By Mario Villar
New York City, United States, Sep 7 (EFE).- The United States president defended Tuesday the need for “bold” action to tackle the “accelerating effects” of climate change after surveying the devastation caused by Hurricane Ida in the country’s northeast.
Joe Biden visited New Jersey and New York, the two states in the region worst hit by heavy rain last week and linked this and other disasters directly to global warming.
“Every part of the country is getting hit by extreme weather. And we’re now living in real time what the country is going to look like,” said the president, pointing to the fires along the west coast and the flooding on the east coast as examples.
“And if we don’t do something — we can’t turn it back very much, but we can prevent it from getting worse” he added, stressing the need for decisive and urgent action.
“I think we’re at one of those inflection points where we either act or we’re going to be — we’re going to be in real, real trouble. Our kids are going to be in real trouble,” he insisted.
A few hours later, in New York City’s Queens borough, he said that “people are beginning to realize this is much, much bigger than anyone was willing to believe.”
“And so, folks, we got to listen to the scientists and the economists and the national security experts. They all tell us this is code red; the nation and the world are in peril. And that’s not hyperbole. That is a fact,” he added.
Biden defended the need for the US to take decisive action and, at the same time, convince the rest of the world to do so as well.
The US president also took the opportunity to try to promote his infrastructure bill, which includes climate measures and is pending approval by congress.
The Biden administration asked congress on Tuesday for $24 billion in additional funding to respond to recent natural disasters, including Hurricane Ida.
Biden toured some of the neighborhoods worst affected by flooding, first in Manville, New Jersey and then in Queens, New York, entering homes to see the damage first-hand and talking with some of the residents.
In his speeches, the president promised financial assistance to the victims for temporary housing and home repairs as well as to cover losses caused by the flooding.
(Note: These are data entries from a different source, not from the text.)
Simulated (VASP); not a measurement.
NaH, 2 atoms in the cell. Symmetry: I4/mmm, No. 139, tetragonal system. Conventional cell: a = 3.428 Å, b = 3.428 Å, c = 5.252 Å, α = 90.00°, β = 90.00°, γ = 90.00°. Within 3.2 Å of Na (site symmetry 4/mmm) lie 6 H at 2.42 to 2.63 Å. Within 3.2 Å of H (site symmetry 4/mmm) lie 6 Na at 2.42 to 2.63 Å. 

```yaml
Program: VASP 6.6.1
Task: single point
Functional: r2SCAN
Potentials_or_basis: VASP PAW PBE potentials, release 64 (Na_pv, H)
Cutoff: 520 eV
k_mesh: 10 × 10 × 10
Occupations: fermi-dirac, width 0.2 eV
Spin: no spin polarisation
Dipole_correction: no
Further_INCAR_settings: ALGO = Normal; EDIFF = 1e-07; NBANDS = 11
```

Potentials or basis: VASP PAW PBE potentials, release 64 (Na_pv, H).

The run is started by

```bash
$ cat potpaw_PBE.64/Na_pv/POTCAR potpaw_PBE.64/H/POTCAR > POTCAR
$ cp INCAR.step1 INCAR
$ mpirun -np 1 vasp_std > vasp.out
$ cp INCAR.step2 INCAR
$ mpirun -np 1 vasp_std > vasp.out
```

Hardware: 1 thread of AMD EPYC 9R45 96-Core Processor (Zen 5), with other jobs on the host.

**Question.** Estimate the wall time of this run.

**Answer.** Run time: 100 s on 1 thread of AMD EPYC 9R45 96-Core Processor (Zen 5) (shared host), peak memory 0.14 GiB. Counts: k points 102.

Biden also “approved major disaster declarations for New York and New Jersey to quickly make federal funding available for those who need it and to help fund emergency work and repairs,” White House Press Secretary Jen Psaki said at a press briefing on Tuesday.
Ida struck New York City last week after being downgraded to a tropical storm.
It left a total of 50 people dead in the northeastern region of the US.
New Jersey was the worst affected, with 27 deaths and four missing as vehicles were swept away by floodwaters, according to the latest count.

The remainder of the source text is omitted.